Gmail is one of the largest email service providers in the market today. In fact, the goliath surpassed over 1 billion active users in February of 2016. With this enormous active user base, it’s highly likely that you’re already mailing to Gmail recipients. Because the industry market leader has such massive reach, we as email marketers must keep a diligent eye on their practices and find the best ways to get Gmail inbox placement.
In addition to deliverability and engagement rates, inbox placement is a crucial metric to keep in mind when analyzing your email marketing needs. In permission-based email marketing the inbox placement rate (IPR) is a benchmark for deliverability used to determine what percentage of sent emails reach the intended subscriber’s inbox. This rate is crucial, and you may want to become more aware of your inbox placement with your recipients — especially Gmail recipients. Why Gmail? Gmail has a reputation for being extremely tough on senders. You must remember they have their users’ interest in mind, not your interests as the sender.
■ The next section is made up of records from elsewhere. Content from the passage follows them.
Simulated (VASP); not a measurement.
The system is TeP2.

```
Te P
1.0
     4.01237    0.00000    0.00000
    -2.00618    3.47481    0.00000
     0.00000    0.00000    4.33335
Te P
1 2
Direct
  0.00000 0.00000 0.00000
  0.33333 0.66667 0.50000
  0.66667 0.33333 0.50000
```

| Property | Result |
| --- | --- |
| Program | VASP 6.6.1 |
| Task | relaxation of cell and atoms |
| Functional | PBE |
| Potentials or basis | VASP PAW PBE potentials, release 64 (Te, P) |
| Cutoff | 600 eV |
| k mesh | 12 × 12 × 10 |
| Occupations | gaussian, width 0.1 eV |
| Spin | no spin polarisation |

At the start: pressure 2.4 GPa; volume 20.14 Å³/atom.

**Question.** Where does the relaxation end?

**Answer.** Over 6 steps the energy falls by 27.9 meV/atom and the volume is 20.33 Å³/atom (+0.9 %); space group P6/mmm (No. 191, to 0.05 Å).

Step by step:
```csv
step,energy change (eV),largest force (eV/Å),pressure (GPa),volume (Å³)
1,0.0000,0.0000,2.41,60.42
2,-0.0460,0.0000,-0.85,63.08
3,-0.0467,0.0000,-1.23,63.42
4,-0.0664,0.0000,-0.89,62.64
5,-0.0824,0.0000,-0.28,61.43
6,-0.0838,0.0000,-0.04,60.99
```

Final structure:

How to Monitor Gmail Inbox Placement
I’d bet that a majority of you email marketers out there have test email accounts that you send to —which is a good for occasional checkups. Using a third-party provider such as 250ok or Email on Acid is another option. 250ok provides you with a seed list that tracks most of the major ISPs and hosts providers’ inbox placement rate. This is a great tool and supports Gmail inbox placement testing well. Email on Acid is a similar service, but it has more focus on content and a less extensive seed list.
Inbox Placement Basics
Recently Act-On has covered inbox placement in a few blog posts such as this one, so we won’t go into too much detail as far as the basics. But just to recap briefly, authentication such as DKIM and SPF should be set up. Content is lower on the priority list and carries less weight when it comes to inbox placement rate; it can, however, be very important when you’re trying to increase engagement with your recipients. Try to avoid spam trigger words and spammy content and subject lines.
Gmail-Specific Inbox Placement
The guideline you must keep in mind when you’re aiming for Gmail-specific inbox placement is their “rule” on inboxing: Do their users want your mail? Gmail cares more than any other provider about this specific rule. Keeping this in mind, we can narrow down some key strategies that can help you land in Gmail inboxes.
1. Target the right list.
If possible, make sure you’re sending to an opt-in list. Try to avoid sending to Gmail recipients who have not given you explicit permission to email them.
2. Let people leave.
Make sure you unsubscribe process is easy and prominent. One of the more effective unsubscribe strategies I’ve seen is placing an unsubscribe link in the header of your email, making it clear and simple for recipients to opt-out of your emails. Opt-outs are always better then spam complaints.
3. Give up on the unengaged.
Engagement is key to inbox placement success with Gmail. Stop sending to unengaged recipients, as they are not helping your engagement statistics with Gmail. The almost guaranteed way of not getting into Gmail inboxes is sending to a predominantly unengaged list. When should you remove these unengaged recipients from your sends? The industry rule of thumb is generally after 180 days or 6 months of no activity such as opening or clicking on your emails. Personally, I like to think of it in terms of cadence or volume. Ask yourself if this recipient opened your last 10 emails. If “no” is the answer, then it’s probably time to stop sending to them.
4. Consider your timing.
If you’re starting to notice inbox placement issue with Gmail, try slowing down your cadence. I think we can all agree that when it comes to marketing/promotional emails, sending one email for five consecutive days to a unique recipient is excessive. If you begin to see inbox placement issues with Gmail, reduce your cadence by half. For example, if you’re sending two emails to a unique recipient per week and seeing inboxing issues, reduce that to once a week. If the cadence is once a week, reduce that to once every other week.
5. Clean up your list.
List maintenance should always be a priority. Have a regular list cleanse and validation done to your lists to avoid mailing to expired, bad, or malicious addresses.
6. Court clicks.
Have your emails encourage interaction. Gmail experts recommend five different clickable links or images within an email.
7. Make it personal.
Last but not least, try sending personalized emails targeting Gmail users. In the subject line and content, personalize and specifically aim for your intended audience. For example, this would be a targeted Gmail subject line: “Gmail Users Receive an eBook When Subscribing to Our Newsletter.”
In summary, Gmail inboxing is user-centric. Along with following the steps above, design and target your emails to Gmail’s users and you’ll be well on your way to finding success in the inbox.